Ross said she initially hoped that the district could move to a hybrid model with all grades, much like what has been done at the high school, giving the building principals more flexibility to combine classes and move into larger spaces.

“However it quickly became apparent that staffing, as well as combining students who had been previously in a cohort was a challenge that could not be solved by the hybrid model,” she said.

She said that over the weekend, five more staff members were sent into quarantine.

“In order to allow the staff and students time to get healthy, I’m asking the board to approve our application to move to 100 percent remote learning for all Webster City schools from Monday, Nov. 30 through Friday, Dec.11,” she said. The plan would then be to return Dec. 14 to the previous delivery model of in-person learning for the elementary and middle school and the hybrid model that has been used at the high school.

She added that during the remote learning period, the district would continue to monitor student and staff illnesses and positivity rates. She asked parents to reach out to the district as they normally would if a child was sick and unable to attend school.

Ross said she wanted the community to know that she doesn’t make the request lightly.

“The board and I have to take into consideration what is best for over 1,700 students and their families as well as 300 employees,” she said. “Over 2,000 people depend upon our decisions and we have to make the best decisions we can for everyone involved.”

The teachers will be delivering the remote instruction from their classrooms so that they can be close to the materials they need and to use the district’s wi-fi. Ross said that if teachers are in quarantine and still are well enough to teach, they would be able to teach from home.

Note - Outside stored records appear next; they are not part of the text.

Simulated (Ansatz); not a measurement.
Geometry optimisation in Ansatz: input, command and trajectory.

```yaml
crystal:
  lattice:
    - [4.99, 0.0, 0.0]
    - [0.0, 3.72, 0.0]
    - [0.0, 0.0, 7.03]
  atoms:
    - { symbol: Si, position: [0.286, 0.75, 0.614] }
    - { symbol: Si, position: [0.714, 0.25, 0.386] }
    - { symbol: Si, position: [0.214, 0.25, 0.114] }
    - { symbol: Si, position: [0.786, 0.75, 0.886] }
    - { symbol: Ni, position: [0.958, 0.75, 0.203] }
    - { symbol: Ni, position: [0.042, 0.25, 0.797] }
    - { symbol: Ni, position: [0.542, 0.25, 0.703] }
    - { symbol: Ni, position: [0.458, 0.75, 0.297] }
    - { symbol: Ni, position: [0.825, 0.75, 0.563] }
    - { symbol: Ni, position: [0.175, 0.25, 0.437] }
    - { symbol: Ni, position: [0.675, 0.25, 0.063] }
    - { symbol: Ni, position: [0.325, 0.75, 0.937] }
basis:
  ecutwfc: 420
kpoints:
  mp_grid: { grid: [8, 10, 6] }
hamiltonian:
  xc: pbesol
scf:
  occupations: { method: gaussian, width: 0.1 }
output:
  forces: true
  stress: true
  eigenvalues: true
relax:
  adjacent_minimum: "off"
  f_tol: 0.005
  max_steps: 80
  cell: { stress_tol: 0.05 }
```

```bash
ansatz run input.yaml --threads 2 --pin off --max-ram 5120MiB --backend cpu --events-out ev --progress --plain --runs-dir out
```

She added that the principals will work with each para educator make sure they can do their role as much as possible.

Several of the building principals took part in the Zoom meeting and told the board they are working to be sure the instruction is delivered the best way possible for their students.

“We’re trying to get Zoom times to be separated a little for families,” said Jama Hisler, director of teaching and learning. “We tried to vary some of that so that families with multiple children in the homes — we know Zoom is effective, but with a lot people on it at once, there is some lag.”

Hisler the plans look good on paper but there may be some kinks to work out as the remote learning gets started.

She said the lessons will be recorded so that they can be accessed in the evening children are in daycare during the day.

Jessica Hector, principal at Northeast Hamilton Elementary, said the classroom teachers are very connected to their students.

“They have reached out to almost all of their kids today,” she said. “They will be making daily connections with their kids either through the platform, or through a phone call or whatever means it takes.”

She added that the teachers also know about the family situations of each of the children.

“It’s incredible the amount of planning and connecting our teachers have done their students and families to be prepared for this.”

The board voted unanimously to submit the waiver application.